Two of the panel’s nine judges dissented, arguing that the majority’s relaxed commonality standard resulted in the improper certification of a nationwide class that “includes people who have no legal claim whatsoever.”  Id. at 1 (Jordan, J., dissenting).  The dissenters claim that Dukes expressly requires classwide common questions and answers, which necessarily entail a finding that each class member has a colorable legal claim.  Id. at 10 (Jordan, J., dissenting) (discussing Dukes, 131 S. Ct. 2551).  However, the dissenters do not acknowledge or confront the fact that class members who are ultimately found to lack a viable claim may nevertheless share common questions with the rest of the class. 

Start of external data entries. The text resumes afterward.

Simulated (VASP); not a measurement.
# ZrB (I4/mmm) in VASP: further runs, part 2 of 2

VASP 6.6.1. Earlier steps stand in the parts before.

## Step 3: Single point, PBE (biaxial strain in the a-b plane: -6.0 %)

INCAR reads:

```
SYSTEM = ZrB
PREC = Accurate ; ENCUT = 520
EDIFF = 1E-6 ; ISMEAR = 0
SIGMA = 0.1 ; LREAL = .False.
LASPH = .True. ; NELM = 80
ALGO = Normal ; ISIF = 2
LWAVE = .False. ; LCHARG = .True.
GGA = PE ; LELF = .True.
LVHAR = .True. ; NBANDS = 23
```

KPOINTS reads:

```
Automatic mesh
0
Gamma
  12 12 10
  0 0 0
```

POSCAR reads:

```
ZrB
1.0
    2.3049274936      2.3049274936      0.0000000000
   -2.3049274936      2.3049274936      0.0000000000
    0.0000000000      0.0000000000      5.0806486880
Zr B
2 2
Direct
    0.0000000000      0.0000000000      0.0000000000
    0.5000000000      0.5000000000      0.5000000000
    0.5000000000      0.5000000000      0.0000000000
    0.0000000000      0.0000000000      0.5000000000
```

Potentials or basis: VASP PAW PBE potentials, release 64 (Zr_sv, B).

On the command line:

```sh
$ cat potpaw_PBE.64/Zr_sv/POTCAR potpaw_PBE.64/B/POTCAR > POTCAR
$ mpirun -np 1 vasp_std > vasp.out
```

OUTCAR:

The majority addressed the dissent’s contentions and affirmed its holding as consistent with Dukes:

In Dukes, the Court held that commonality and predominance are defeated when it cannot be said that there was a common course of conduct in which the defendant engaged with respect to each individual.  But commonality is satisfied where common questions generate common answers “apt to drive the resolution of the litigation.”  Dukes, 131 S. Ct. at 2551.  That is exactly what is presented here, for the answers to questions about De Beers’s alleged misconduct and the harm it caused would be common as to all of the class members, and would thus inform the resolution of the litigation if it were not being settled.

 Id. at 42.

Because the disagreement between the majority and dissent is likely to play out in other trial and appellate courts, practitioners would do well to anticipate the dissent’s position and to note the majority’s compelling reasoning in response.